An ancient sabina juniper. These are common at higher altitudes in the Mediterranean.

El Rincón de Ademuz

Living in a city, you don't often realize the incredible brightness of the reflected light of the moon. Most of the time you don't even take notice unless you happen to be on a rooftop terrace at night during a full moon. Besides all of the light pollution inherent in city life, being stuck crawling around at the bottom of canyons of tall buildings isn't exactly conducive to star gazing. When you are camping in the mountains on a clear summer evening, the light of the moon can be positively startling. When the moon rises above the mountains to the east, its reflected glare from the sun is like a huge spotlight searching you out among the rocks and pines, allowing you to see objects clearly that are not cast in the huge shadows. When you turn your back on the moon it sometimes looks like a bright pair of headlights are coming up behind you.

To arrive at this little shred of insight I had to travel a few hours by car to the Rincón de Ademuz, an appropriately named little corner of the Valencia Community which sits like an island in the province of Valencia in a sea of Castilla-La Mancha and Arragón, not that this little area is very Valenciano. Practically no one speaks Valenciano here and you have to think that they lean more towards Real Madrid than Valencia CF during the football season. So it's only a couple of hours away from Valencia but isolated culturally from the capital of the community. Coming up the highway from the south we leave Valencia and pass briefly through La Mancha before landing back again in Valencia at the town of Ademuz, population 1,100 give or take a few goat herders.

Our destination for this trip is the highest point in the Valencia Community, a little crest in these mountains called Alto de las Barracas which tops out at 1,836 meters. My friend, Nacho, is a photographer finishing up a book of photographs of Valencia and he needed a few shots up this way during the summer months. I was happy to tag along.


From Ademuz we headed up further into the mountains of this lost corner of Valencia, past the beautiful little village of Puebla de San Miguel (photo left). From here you have to wind up a rather tortuously steep road to arrive at the approach to Alto de Barracas and other destinations in this part of the mountains. The sabina junipers along this path are spectacular. Just about all of the more ancient trees in this area show evidence of the harsh climate and high winds which twist and turn the trunks and branches into impossible forms. There are a lot of olive and almond trees at the lower elevations planted on terraces built of stone. I was trying to imagine the amount of work it required to construct these stone terraces. They were probably centuries in the making.
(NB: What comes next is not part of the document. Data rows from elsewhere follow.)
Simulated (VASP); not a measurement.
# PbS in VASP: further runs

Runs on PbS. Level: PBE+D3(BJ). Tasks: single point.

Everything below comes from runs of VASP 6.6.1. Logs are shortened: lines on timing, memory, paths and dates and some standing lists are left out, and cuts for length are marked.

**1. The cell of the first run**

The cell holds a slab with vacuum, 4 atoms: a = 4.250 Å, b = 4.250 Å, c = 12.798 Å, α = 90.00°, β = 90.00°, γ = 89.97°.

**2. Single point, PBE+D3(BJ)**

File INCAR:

After only thirty minutes of hiking we were mostly above the tree line. Looking out across the hilltops you see patches of bright green surrounded by the golden grasses. These spots of color are sabina rastrera, another juniper tree that hugs the ground. The dead versions of this bush-tree look like the bones of some prehistoric jellyfish, if prehistoric jellyfish had bones. From about 1,000 meters away I spotted a cairn on a ridge. I didn't know how to translate this word into Spanish but I told Nacho that it is a Scottish word (his wife is from Edinburgh) and is used to describe a memorial or a landmark. In this part of the highlands this cairn can be seen from all directions for miles and miles. I couldn't help myself and I added at least another meter to this heap of stone that could have been here for centuries. Now you can really see it from a distance! I love coming across cairns up in the mountains. They are like lighthouses for hikers and every bit as welcoming.

This whole part of the sierras is a haven for hikers and mountain bikes. Trails are easily marked and there are a lot to choose from. I'm not much of a hiker but I would love to return here on a bike where I will be able to do a lot more exploring. We couldn't find the path to Alto de las Barracas but it was standing right in front of us. It was an easy scramble up the last 400 meters or so. We took a few minutes to enjoy the great view from the top. This isn't like some formidable mountain peak. Just look at all the goat droppings on the ground to tell you this. We didn't see a single goat on this day but there was enough goat poop on the ground to make me think that this must be a major grazing area, at least at some point in the season.

After the pictures from the summit of the Valencia community, my friend needed a few night-time photos. We had a few hours to kill before it would be dark enough so we headed down to Puebla de San Miguel. We parked in the square next to the church and the only other public place was the Comisión de la Fiesta, which in these parts seems to serve as a community center-bar. We entered through a bead curtain and it looked like the whole town was inside—all 20 or so. A few people were standing at the bar, a another couple of groups of folks were sitting at the tables playing cribbage, and the kids were running around in packs. It seemed strange to me that out here in the boonies of the Valencia province no one was speaking Valenciano. I guess this means that I have assimilated into Valencian life.